NAIROBI, Kenya -- Ethiopia's Tigray forces on Friday joined with other armed and opposition groups around the country in an alliance against Prime Minister Abiy Ahmed to seek a political transition after a year of devastating war, and they left the possibility open for his exit by force.
"There is no limit for us," Berhane Gebrechristos, a former foreign minister and Tigray official, told reporters in Washington. "Definitely we will have a change in Ethiopia before Ethiopia implodes."
The alliance includes the Tigray forces who are fighting Ethiopian and allied forces, as well as the Oromo Liberation Army fighting alongside Tigray forces and seven other groups. The Tigray fighters are approaching the capital, Addis Ababa, according to the State Department, and Ethiopia on Friday called on military veterans to join what it now calls an "existential war."
The U.S. Embassy is urging citizens to leave Ethiopia "as soon as possible."
The opposition alliance forms as U.S. special envoy Jeffrey Feltman is in Ethiopia's capital meeting with senior government officials amid calls for an immediate cease-fire and talks to end the war that has killed thousands of people since November 2020. The U.S. said he met with the deputy prime minister and defense and finance ministers on Thursday. It was not clear if he would meet the prime minister.
Secretary of State Antony Blinken in a statement again called for a cease-fire and talks, and called on the Tigray and Oromo Liberation Army forces to "immediately stop the current advance towards Addis Ababa." He also urged Ethiopia's government to halt its military campaign, including airstrikes in Tigray, and the mobilization of ethnic militias.
The new United Front of Ethiopian Federalist Forces seeks to "establish a transitional arrangement in Ethiopia" so the prime minister can go as soon as possible, organizer Yohanees Abraha, who is with the Tigray group, told The Associated Press. "The next step will be, of course, to start meeting and communicating with countries, diplomats and international actors in Ethiopia and abroad."
He said the new alliance is both political and military. It has had no communication with Ethiopia's government, he added.

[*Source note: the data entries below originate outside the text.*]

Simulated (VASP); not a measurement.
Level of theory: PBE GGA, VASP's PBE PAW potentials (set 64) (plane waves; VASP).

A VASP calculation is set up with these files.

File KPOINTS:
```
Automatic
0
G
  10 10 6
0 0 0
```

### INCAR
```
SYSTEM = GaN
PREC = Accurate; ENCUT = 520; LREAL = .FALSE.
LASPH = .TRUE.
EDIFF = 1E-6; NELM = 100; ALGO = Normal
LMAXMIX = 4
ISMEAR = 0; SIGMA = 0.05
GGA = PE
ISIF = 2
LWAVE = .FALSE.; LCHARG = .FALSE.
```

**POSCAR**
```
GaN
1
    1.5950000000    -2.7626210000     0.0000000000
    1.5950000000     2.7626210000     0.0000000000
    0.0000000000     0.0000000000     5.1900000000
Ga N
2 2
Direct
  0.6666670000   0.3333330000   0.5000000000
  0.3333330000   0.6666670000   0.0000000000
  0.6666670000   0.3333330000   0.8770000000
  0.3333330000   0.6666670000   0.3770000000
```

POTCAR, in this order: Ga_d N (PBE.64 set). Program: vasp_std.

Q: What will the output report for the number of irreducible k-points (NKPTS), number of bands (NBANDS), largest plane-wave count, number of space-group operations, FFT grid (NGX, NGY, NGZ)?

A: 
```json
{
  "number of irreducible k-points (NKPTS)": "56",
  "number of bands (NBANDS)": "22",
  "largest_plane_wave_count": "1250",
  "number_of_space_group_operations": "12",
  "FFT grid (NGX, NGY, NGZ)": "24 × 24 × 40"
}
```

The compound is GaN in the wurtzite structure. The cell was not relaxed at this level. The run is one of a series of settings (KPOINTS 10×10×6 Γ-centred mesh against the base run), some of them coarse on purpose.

A spokesman for the Oromo Liberation Army, Odaa Tarbii, said the possibility of forcing the prime minister out will depend on Ethiopia's government and events over the coming weeks. "Of course we prefer if there's a peaceful and orderly transition with Abiy being removed," he said.
"The goal is to be as inclusive as possible. We know this transition requires all stakeholders," he added. But as for members of the prime minister's Prosperity Party, "there would have to be a process. Many members would have to go through investigation, possibly be prosecuted" for crimes related to the war.
Ethiopia's government called the alliance "a publicity stunt, asserting that some of the groups involved "are not really organizations that have any traction." It also asserted that life in the capital had a "sense of normalcy" and rejected any notion of a siege.
The prime minister's spokeswoman, Billene Seyoum, addressed the alliance when she tweeted that "any outliers that rejected the democratic processes Ethiopia embarked upon cannot be for democratization," pointing out Abiy's opening-up of political space after taking office in 2018. His reforms included welcoming some opposition groups home from exile.
The OLA spokesman, replying to the tweet, noted that some of the people who returned to Ethiopia were later put in prison or under house arrest.
"A lot of goodwill was lost over the last three years," he said.
Other groups in the alliance include the Afar Revolutionary Democratic Unity Front, Agaw Democratic Movement, Benishangul People's Liberation Movement, Gambella Peoples Liberation Army, Global Kimant People Right and Justice Movement/ Kimant Democratic Party, Sidama National Liberation Front and Somali State Resistance.
It is not clear whether all the groups are armed. But there's interest in protecting the 1995 constitution that enshrines ethnic federalism and includes the right to self-determination. Under the constitution, critics have accused regional leaders of asserting the rights of majority ethnic groups at the expense of minorities.
Abiy preached national unity and transformed the former ruling coalition of ethnic-based parties into a single Prosperity Party, but the Tigray leaders who long dominated that coalition opted out, deepening frictions that led to war.